From dcc15d5d6f71f87d9f3055ef2e06ff3acc645bdc Mon Sep 17 00:00:00 2001
From: Vinoth Chandar <vinoth@uber.com>
Date: Fri, 17 Feb 2017 20:19:18 -0800
Subject: [PATCH] Adding docs for running sql queries on hoodie datasets

---
 docs/sql_queries.md | 60 ++++++++++++++++++++++++++++++++++++++++++++-
 1 file changed, 59 insertions(+), 1 deletion(-)

diff --git a/docs/sql_queries.md b/docs/sql_queries.md
index 2ac6fbe6e..43d4eef46 100644
--- a/docs/sql_queries.md
+++ b/docs/sql_queries.md
@@ -3,8 +3,66 @@ title: SQL Queries
 keywords: sql hive spark presto
 sidebar: mydoc_sidebar
 permalink: sql_queries.html
+toc: false
+summary: In this page, we go over how to enable SQL queries on Hoodie built tables.
 ---
 
-Work In Progress
+Hoodie registers the dataset into the Hive metastore backed by `HoodieInputFormat`. This makes the data accessible to
+Hive & Spark & Presto automatically. To be able to perform normal SQL queries on such a dataset, we need to get the individual query engines
+to call `HoodieInputFormat.getSplits()`, during query planning.
 
 
+In the following sections, we cover the configs needed across different query engines to achieve this.
+
+{% include callout.html content="Instructions are currently only for Copy-on-write storage" type="info" %}
+
+
+## Hive
+
+For HiveServer2 access, [install](https://www.cloudera.com/documentation/enterprise/5-6-x/topics/cm_mc_hive_udf.html#concept_nc3_mms_lr)
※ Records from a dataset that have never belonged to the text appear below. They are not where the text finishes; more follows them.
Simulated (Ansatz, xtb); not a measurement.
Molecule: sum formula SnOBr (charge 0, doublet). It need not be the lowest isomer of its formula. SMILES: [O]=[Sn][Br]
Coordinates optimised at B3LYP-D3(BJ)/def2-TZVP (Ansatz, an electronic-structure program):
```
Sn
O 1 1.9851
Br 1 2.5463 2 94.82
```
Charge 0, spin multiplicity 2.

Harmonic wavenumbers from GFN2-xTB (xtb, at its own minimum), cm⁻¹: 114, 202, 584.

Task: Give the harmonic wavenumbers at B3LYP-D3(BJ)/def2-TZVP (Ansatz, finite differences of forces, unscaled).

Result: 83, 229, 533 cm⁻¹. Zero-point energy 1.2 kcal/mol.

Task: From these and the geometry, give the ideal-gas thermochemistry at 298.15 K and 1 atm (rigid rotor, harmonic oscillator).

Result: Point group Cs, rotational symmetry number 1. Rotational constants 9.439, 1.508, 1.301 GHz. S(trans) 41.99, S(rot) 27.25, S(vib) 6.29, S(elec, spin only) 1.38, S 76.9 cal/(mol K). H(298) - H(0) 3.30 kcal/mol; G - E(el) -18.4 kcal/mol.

+the hoodie-hadoop-mr-x.y.z-SNAPSHOT.jar into the aux jars path and we should be able to recognize the Hoodie tables and query them correctly.
+
+For beeline access, the `hive.input.format` variable needs to be set to the fully qualified path name of the inputformat `com.uber.hoodie.hadoop.HoodieInputFormat`
+For Tez, additionally the `hive.tez.input.format` needs to be set to `org.apache.hadoop.hive.ql.io.HiveInputFormat`
+
+## Spark
+
+There are two ways of running Spark SQL on Hoodie datasets.
+
+First method involves, setting `spark.sql.hive.convertMetastoreParquet=false`, forcing Spark to fallback
+to using the Hive Serde to read the data (planning/executions is still Spark). This turns off optimizations in Spark
+towards Parquet reading, which we will address in the next method based on path filters.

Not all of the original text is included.